The current boundaries of the district were the subject of a Supreme Court lawsuit over partisan gerrymandering. The court ruled that taking into account partisan advantage when redistributing is "not judiciable" in Federal courts, leaving it to the states.
The Maryland 6th District was one of the original districts that had a congressman starting in 1789. At that time, the district essentially had what remains its modern boundaries, consisting of the Maryland panhandle and areas eastward, all the way to the modern western boundary of the District of Columbia. However, after the 1790 census Maryland's representation increased to 8 congresspersons. The new sixth district was in the north-east corner of the state east of Baltimore, covering essentially the modern counties of Harford, Cecil and Kent.
In 2012 the district was found to be the ninth least compact congressional district in the United States.
For most of the time from 1873 to 2013, the 6th was a mostly rural district anchored in western Maryland. It was in Republican hands for all but one term from 1943 to 1971, before conservative Democrat Goodloe Byron won it in 1971. He died in 1978 and was succeeded by his widow, Beverly, who held it for seven terms before being ousted by a more liberal challenger in the 1992 Democratic primary. Republican Roscoe Bartlett won the general election, and was reelected without serious challenge nine more times.
However, redistricting after the 2010 census significantly altered the 6th. It lost heavily Republican Carroll County, as well as the more rural and conservative portions of Frederick County, to the 8th District. It also lost its shares of Baltimore and Harford counties to the already heavily Republican 1st District. Taking their place was a heavily Democratic spur of western Montgomery County, which was only connected to the rest of the district by a tendril in Frederick County.

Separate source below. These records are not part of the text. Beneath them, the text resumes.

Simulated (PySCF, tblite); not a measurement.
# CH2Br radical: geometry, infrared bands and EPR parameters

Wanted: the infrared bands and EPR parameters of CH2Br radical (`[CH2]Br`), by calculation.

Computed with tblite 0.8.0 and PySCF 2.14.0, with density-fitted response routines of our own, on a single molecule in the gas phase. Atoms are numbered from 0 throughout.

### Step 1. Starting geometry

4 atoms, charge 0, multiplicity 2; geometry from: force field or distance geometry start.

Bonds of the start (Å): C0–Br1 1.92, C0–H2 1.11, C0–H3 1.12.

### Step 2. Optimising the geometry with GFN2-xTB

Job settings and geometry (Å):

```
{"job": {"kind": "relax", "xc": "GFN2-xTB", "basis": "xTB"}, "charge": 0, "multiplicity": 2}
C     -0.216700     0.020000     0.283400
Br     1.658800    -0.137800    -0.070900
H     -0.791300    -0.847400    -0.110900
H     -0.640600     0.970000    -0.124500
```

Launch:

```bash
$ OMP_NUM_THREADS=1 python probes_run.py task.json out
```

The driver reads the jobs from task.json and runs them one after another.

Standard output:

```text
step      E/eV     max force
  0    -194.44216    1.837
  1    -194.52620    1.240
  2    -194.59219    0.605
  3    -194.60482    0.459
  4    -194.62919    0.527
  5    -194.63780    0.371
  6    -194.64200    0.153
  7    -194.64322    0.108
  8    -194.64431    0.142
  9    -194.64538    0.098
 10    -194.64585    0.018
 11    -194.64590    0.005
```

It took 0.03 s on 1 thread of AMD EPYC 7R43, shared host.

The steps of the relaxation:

The new map turned the 6th from a heavily Republican district into a Democratic-leaning district. While John McCain carried the 6th with 57 percent of the vote in 2008,Barack Obama would have carried the new 6th with 56 percent. This was mainly because the Montgomery County portion had almost three times as many people as the rest of the district combined.
In his bid for an 11th term, Bartlett was defeated by Democrat John Delaney, who lives in the Montgomery County portion of the district, by over 21 points.
Proving just how Democratic this district was, in 2014, Delaney narrowly won a second term against Republican Dan Bongino. Delaney only won one county in the district. However, that one county was Montgomery, where Bongino lost by over 20,500 votes.
In 2013, Republican voters filed a federal lawsuit, alleging that the Democratic legislature and Governor Martin O'Malley had engaged in partisan gerrymandering, redrawing the 6th district after the 2010 census in a way that intentionally and unconstitutionally diluted Republican voters by including parts of the heavily Democratic Washington suburbs. A federal district judge initially dismissed the lawsuit, as did the Fourth Circuit Court of Appeals, for failure to state a claim. The Republicans appealed to the Supreme Court, which ruled unanimously in 2015 that the lower courts had improperly dismissed the case. The case went back to the lower courts where a three judge panel ruled that the Republicans could not prove that John Delaney's election in 2012 was a result of the redistricting. Republican voters again appealed to the Supreme Court, which agreed to hear the case, Benisek v. Lamone, in December 2017. In June 2019, the Supreme Court ruled that questions of partisan gerrymandering represented a nonjusticiable political question and remanded the case back to the district court with instructions to dismiss the case.
Delaney gave up the seat in 2018 to focus on his bid for president, and was succeeded by fellow Democrat and Montgomery County resident David Trone.